I’m looking for ways to optimize a common pattern in my project:
Components of EntityA write to a DynamicBuffer of EntityB. Later, a job processes all of those buffers in parallel.
Right now, I’m using a BufferFromEntity to find and write to the DynamicBuffer on EntityB. But I’m wondering if there’s a better way.
There are two assumptions I can make about this data:
EntityA and EntityB are partners. EntityA will only ever write to EntityB’s buffer.
EntityB’s archetype never changes. Once it’s created, it should never leave its original chunk.
I’m wondering if there’s anyway for these two entities to share ownership of this data, so that I don’t have to suffer cache misses when EntityA writes to EntityB’s buffer.
Could both of these entities have a Component which contains a pointer to the same data, via an unsafe collection? That sounds like it would create a cache miss in both directions.

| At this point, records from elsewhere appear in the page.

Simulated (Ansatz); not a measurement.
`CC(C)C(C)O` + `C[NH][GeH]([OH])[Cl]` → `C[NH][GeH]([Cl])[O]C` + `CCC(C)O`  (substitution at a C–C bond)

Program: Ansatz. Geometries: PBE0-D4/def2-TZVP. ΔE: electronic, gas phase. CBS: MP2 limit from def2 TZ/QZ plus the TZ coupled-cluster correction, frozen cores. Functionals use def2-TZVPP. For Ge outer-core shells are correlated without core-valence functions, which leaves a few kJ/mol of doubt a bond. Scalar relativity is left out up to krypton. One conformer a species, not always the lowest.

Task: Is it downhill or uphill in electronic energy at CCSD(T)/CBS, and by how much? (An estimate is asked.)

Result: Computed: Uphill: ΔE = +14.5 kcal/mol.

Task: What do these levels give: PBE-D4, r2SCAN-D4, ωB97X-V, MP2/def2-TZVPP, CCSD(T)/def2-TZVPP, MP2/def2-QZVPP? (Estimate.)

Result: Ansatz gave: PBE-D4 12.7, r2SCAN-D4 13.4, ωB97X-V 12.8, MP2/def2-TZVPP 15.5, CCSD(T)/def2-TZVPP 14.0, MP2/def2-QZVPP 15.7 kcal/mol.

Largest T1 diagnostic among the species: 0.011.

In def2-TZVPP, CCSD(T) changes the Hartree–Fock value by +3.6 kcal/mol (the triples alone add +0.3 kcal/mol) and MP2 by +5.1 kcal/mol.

Yes, but that would have the opposite problem: When it comes time for EntityB’s components to read from that buffer, they would need to grab it from EntityA.
That would also involve a BufferFromEntity, and also incur a cache miss.
I can’t just combine everything into a single Entity, because the chunk utilization would be very low.
Just to make sure, you know you dont need store DynamicBuffers in chunks?
If you store on the heap, that may resolve that problem.
Unless your problem is regarding other components, which take up chunk space.
Unfortunately, this sounds like it would make the problem worse:
If EntityA writes to its own buffer, and then EntityB reads from EntityA’s buffer, then at least you’ll only have one cache miss - when EntityB needs random access to grab EntityA’s buffer.
But if the buffer lives on EntityC, then you’ll also have a cache miss when EntityA needs to write to it. You’ll be doubling your cache misses.
Unless I’ve misunderstood Unity’s explanations of how they work - using BufferFromEntity structures inherently implies random memory access, which by definition involves cache misses.
Looking at the BufferFromEntity source shows that they don’t cache any buffer data. Instead they grab it, via pointer, when you ask for it.
As for perf concerns: This is one of the most common patterns in this project’s code. It makes up the majority of work being done. I’m not one to preoptimize, but in this case it makes sense to do a little digging up front. My question here is targeted at any ECS data experts, who might be able to spot an obvious mistake I’m making, or an obvious way I could rearrange this data to avoid the cache misses.
There may not be one, but I know there are people here who are smarter than I am.
Getting data in jobs is severely limited, if you are not passing in NativeArrays or use ComponentFromEntity/BufferFromEntity you have no other choices…
Dots wants simple data to be efficient but when your data structures get complicated then you have a problem.
It seems you have to spend time to prepare that optimized data to feed to the job or use alternative means
Thats my impression so far
Does every job need to be optimized to the max? you are already getting a big perfomance boost from multicore architecture
How large are your buffers? If you iterate linear over them (.asarray) all should be fine, no matter if they are in chunk or heap.
You just have the initial indirection for the heap pointer.
I am not objecting a question. And is indeed good to ask. It gives an opportunity others to learn too. Like myself.
However, I used Dynamic Buffers extensively, without any performance issues on their parts.
You could go down the pointer route, but will you want to sacrifice readability. Unless really need squeeze max out of it. It is really easy and nice to debug buffers.
Depending on the structure, data and relation between entities, is data is common for many entities, you can also consider hash maps. But it is not convenient to modify existing data in hashmaps.
I think you are worried about cache lines a bit too much. Everything is a cache miss. The only way to avoid the data being loaded up twice is to do the write and then read from the same Thread back to back. Any other architecture and cache gets invalidated.
“Cache Miss” performance is about ensuring that given your task (function, code block, etc) you don’t read/write all over the place in memory, in a tight loop. looping EntityA doing writes to the Buffers: Writes should occur in a contiguous fashion over a contiguous block of memory. Further optimizations requires knowing how big your cache lines are, and how big the buffers. And that’s something you should hold off on until it’s a bottleneck.
Instead of using BufferfromEntity could you not wrap all the buffers into a single linear nativearray. That’s what I did for a job and it sped it up quite a bit.